What is the Formula for FFO?

FFO = Net Income + (Depreciation expense + Amortization expense + Losses on sale of assets) – (Gains on sale of assets + Interest income)

To illustrate:

Obama Real Estate Company declared a net income of $10M last year, a depreciation expense of $2M, an interest amortization expense of $1M, an interest income of $500,000, and a gain on the sale of various assets of $1M. The actual cash flow from business operations resulted in $11.5M.

What are Depreciation, Amortization, and Losses on Sale of Asset?

These finance terms are the costs that need to be added back to net income for the purpose of determining the actual earnings generated from the core business operations. Non-operating expenses are excluded from the main business functions and therefore should be added back to net income where initially deducted.

Depreciation – expenses allocated monthly to cover capital expenditures  – acquisition of property, plant and equipment, or any fixed assets. This is a non-cash expense, because the monthly expense deducted from income does not involve a cash payment.

Amortization –loan and capital expense payments spread out over a specific period of time.

Losses on sale of asset – loss incurred when an asset is eliminated and the selling price is lower than the net book value of the asset sold.

What are Gains on the Sale of Asset and Interest income?

Gains on the sale of asset and interest income are both deducted from net income to calculate the actual cash flow from operations. These earnings are not from the main business.

Gains on the sale of asset – gain obtained when an asset is sold and the selling price is higher than the net book value of the asset.

Interest income – earnings from the interest of marketable securities, long-term investments, or cash maintained in checking accounts.

What is the Importance of FFO in business?

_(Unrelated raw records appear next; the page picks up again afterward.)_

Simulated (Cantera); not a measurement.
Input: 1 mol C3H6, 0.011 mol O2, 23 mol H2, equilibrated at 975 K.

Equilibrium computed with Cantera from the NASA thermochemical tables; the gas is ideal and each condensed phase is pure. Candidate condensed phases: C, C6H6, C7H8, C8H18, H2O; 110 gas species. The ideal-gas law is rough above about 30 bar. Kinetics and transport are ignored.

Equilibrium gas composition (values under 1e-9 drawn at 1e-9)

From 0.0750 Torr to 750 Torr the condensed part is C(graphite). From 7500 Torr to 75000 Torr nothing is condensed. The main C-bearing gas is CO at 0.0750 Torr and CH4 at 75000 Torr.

FFO measures the business’s operational efficiency or performance, especially for most REIT companies. The reason for this is that real estate values are proven to rise and fall with macroeconomic conditions, and any operating results computed when using the cost accounting method do not reflect the accurate measurement of performance. FFO is being used by real estate companies as an operating performance benchmark, while investors use this to determine the financial performance of a real estate company.